ROBUST GROWTH OF TEXTILE INDUSTRY
The main contributor in meeting the export target would be the textile sector
By AMANULLAH BASHAR
July 28 - Aug 03 , 2003
Pakistan's exports for the first time in its history have crossed the psychological barrier by earning over $11 billion during the outgoing financial year ended June 30, 2003. However, credit for achieving such an impressive export performance goes to the textile industry which contributed over 65 per cent of the total exports.
The most significant feature of the textile sector was the growth of three segments of the textile sector namely, bed-wear, readymade garments, and the knitwear sectors which have appeared as the three frontline players of the textile sector as each sector has earned more than one billion dollar exports during the said financial year. The cotton yarn which once used to be top export earning sector has been left far behind by these emerging sectors.
In order to facilitate the exports of the textile products, the government on its part has taken various steps during last six months which include the lower export refinance facility that was now available only at 3.5 per cent mark up besides amendments made in the DTRE scheme and devising rules and regulations to suit the exporters by discussions at various forums of the industry.

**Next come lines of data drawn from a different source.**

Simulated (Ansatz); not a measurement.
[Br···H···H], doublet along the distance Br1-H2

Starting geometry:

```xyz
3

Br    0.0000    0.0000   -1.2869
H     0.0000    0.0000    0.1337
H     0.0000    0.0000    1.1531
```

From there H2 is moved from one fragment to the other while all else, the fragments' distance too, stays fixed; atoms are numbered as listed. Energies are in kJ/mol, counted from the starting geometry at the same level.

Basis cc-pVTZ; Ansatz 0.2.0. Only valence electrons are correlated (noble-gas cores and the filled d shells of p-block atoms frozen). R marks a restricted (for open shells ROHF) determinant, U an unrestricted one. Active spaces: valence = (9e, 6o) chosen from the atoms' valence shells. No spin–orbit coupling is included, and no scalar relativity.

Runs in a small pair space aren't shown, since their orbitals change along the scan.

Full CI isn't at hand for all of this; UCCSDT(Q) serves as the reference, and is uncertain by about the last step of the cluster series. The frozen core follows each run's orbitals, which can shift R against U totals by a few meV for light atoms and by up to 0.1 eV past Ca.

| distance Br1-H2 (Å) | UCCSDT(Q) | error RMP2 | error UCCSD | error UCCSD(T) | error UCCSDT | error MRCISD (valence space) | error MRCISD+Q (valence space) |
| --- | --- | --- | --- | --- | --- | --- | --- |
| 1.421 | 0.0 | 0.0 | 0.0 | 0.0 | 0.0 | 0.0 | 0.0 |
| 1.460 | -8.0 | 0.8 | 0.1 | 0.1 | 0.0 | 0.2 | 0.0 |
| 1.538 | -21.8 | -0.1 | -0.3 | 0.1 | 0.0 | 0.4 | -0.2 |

According to textile experts, the above three sub-sectors of the textile industry have the potential to go far ahead of the current status in the coming years as heavy investment is being made in these sectors both from the local investors as well as in collaboration with the foreign partners. The future of the bed-wear sector seems much bright as it has already carved a respectable place in the world market by grabbing at least 4 per cent of the total export market of the world. Quality-wise it is far superior of what it is being produced in neighboring India hence the much talked about trade relations with India posing no threat to this sector, rather it may take a large chunk of the Indian market, said the experts. The huge investments made in the textile sector during last three years in Pakistan have already started producing results reflected in the outstanding performance in the export market.
The textile sector has made an impressive investment worth $2 billion during last four years for Balancing-Modernization-Replacement (BMR) and expansion of the existing units. It is worth mentioning here that bulk of the investment has come from industry's own resources while financing from banking sector has a very little share in the investment.
The robust growth in the textile sector is indicated by various developments including arrival of new textile units besides a general trend of expansion in the production capacity of the existing units. According to industry reports, at least five new textile units with local and in collaboration with foreign investors are coming up in different parts of Karachi as well as in the Industrial Zone of Nooriabad, adjacent to Karachi. The investment in the new textile units appears as the strong signals about the business opportunities for the textile products in the international market. It may be mentioned here that the United States has already decided to get out of the textile business which also offers opportunities for the investors in the relocation process of the textile units from the US industry. The new units being set up in Karachi will equipped with the most modern Compaq spinning system and are being desired to produce yarn free from contamination. One of the industrialists behind these projects says that China will be the main contender for Pakistan in the world market after implementation of the WTO regime in 2005. Keeping in view the challenges and successfully compete with the competitors, the new textile units have been designed to compete with products from China or for that matter from any country in the hi-tech textile products.
Another leading textile industrialist and exporter observed with a sense of confidence that textile industry is the only sector in the economy that is not looking for foreign investment as the industry has the depth to meet the future requirement for meeting the exports demand. The only support, this industry was looking from the government side was the timely refund of duty drawback and other tax refunds as the uncalled for delay in the payments of the refunds creates cash flow problems for the industry.
Since Pakistan is cotton based economy and the textile sector which is considered as the spread head of the national economy, is getting prepared to face the challenges of globalization and free under the rules of World Trade Organization to be implemented with effect from January 1, 2005. Currently, the textile sector is passing through a qualitative change and the continuous to make heavy investment in order to face the growing market demands quality products.
The government has set an export target of $12.1 billion for the year 2003-04. Obviously, the main contributor in meeting the export target would be the textile sector, textile industry sources said and added that the textile industry have the potential to take the exports earnings even beyond $15 billion provided a strong infrastructure facilities especially, electricity were provided at an affordable rate to cut down the input cost of the manufacturing sector. Surely, the industry is not asking too much to produce even better results, the people at the helm of affairs should give a serious thought to remove the irritants in the way of economic growth of the country.